Skip to content

I Love Boosters Is A Live Action Looney Tune

It's the movie of all time.

I Love Boosters Is A Live Action Looney Tune
Image Source: I Love Boosters
Published:

I Love Boosters is a maximalist affair. The latest movie from Boots Riley is at once communist agitprop and also a rollicking comedy about a group of scammers in a magical realist version of the Bay Area and also a celebration of everything that cinema is and can be.

I am a bit of a cinema nerd. I studied cinema in college—both theory and production—and it was my pathway to thinking and writing about video games as art. There is simply nothing better than going to the movies and being delighted by moving images. And l Love Boosters is a testament to that delight that you can only feel when you’re watching a movie with a bunch of strangers, laughing, yelping and signing together in the dark.

Boosters is a movie about Corvette, played by Keke Palmer, a fashion designer and a member of the Velvet Gang, a group of boosters who steal designer clothes and sell them at discount prices. Her main target are the stores for Metro Designs, the flagship brand from genius designer Christine Smith, played by Demi Moore, who sees these boosters as her ultimate nemeses. But that stuffed-to-bursting premise is only the start. As far as I can tell, the aesthetic goal of I Love Boosters is to create the most movie of all time.

That means that the film is, on occasions, shaggy around the edges. After a totally coherent explanation of the theory of dialectical materialism (yes, really) in the back third of the movie, the zaniness that the movie runs on loses some steam. But the things Boots Riley shows us while zigging and zagging through the plot of the movie feels totally worth any quibbles I have about pacing. As much as I loved Riley’s first movie, Sorry To Bother You, that was very much a first film—a movie that felt like it had to contain everything that Riley thinks and believes, because he wasn’t sure there’d be a second one. While I Love Boosters rehashes some of the same ideas, it feels lighter, less burdened by being a debut. it’s that lightness that makes this movie so fun to watch.

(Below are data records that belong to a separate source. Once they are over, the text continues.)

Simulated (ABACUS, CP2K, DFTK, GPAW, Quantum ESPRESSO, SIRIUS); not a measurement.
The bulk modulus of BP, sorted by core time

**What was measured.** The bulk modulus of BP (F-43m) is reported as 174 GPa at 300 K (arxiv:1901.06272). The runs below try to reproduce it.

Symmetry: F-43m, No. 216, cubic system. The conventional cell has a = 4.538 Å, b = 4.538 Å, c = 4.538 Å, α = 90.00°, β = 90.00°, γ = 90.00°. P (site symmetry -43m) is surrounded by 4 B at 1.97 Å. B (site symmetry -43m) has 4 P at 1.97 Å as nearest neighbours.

Each Metro Designs store sells a single color of clothing, and each time the characters enter one, they’re awash in a sea of red or yellow or green. In the background of the action there’s news broadcasts of characters like “black single mother” or “upstanding citizen” who are arguing in favor of paying more rent and not unionising. Christine Smith lives in a high rise that hangs diagonally across downtown—when Corvette tries to leave it after sneaking in, sliding down the slanted floor, eventually her legs spin around like she’s Roadrunner. There's an extended stop motion sequence with characters who literally remove their own skins. Lakeith Stanfield sorrowfully intones into the camera, “no more sucking souls out of pussies.” It literally brings a tear to his eye. There’s so much movie in this movie that I forgot about the subplot where Don Cheadle plays a predatory pyramid scheme leader until I asked Chris Person to read this blog over and he mentioned it.

 After the lights came back on when I saw it, my husband turned to me and said “at no point did I know where the plot was gonna go,” which to me is a sign of the film’s success in its approach to filmmaking. It’s all “yes, and” but also “more” and also “throw this in too.” Even if I don’t know that the movie coheres by the end, I love when I go to a movie theater and feel thrill and surprise. I feel like I could watch I Love Boosters a hundred times, and each time I could find something new in it. These are the kinds of movies that make me love the movies.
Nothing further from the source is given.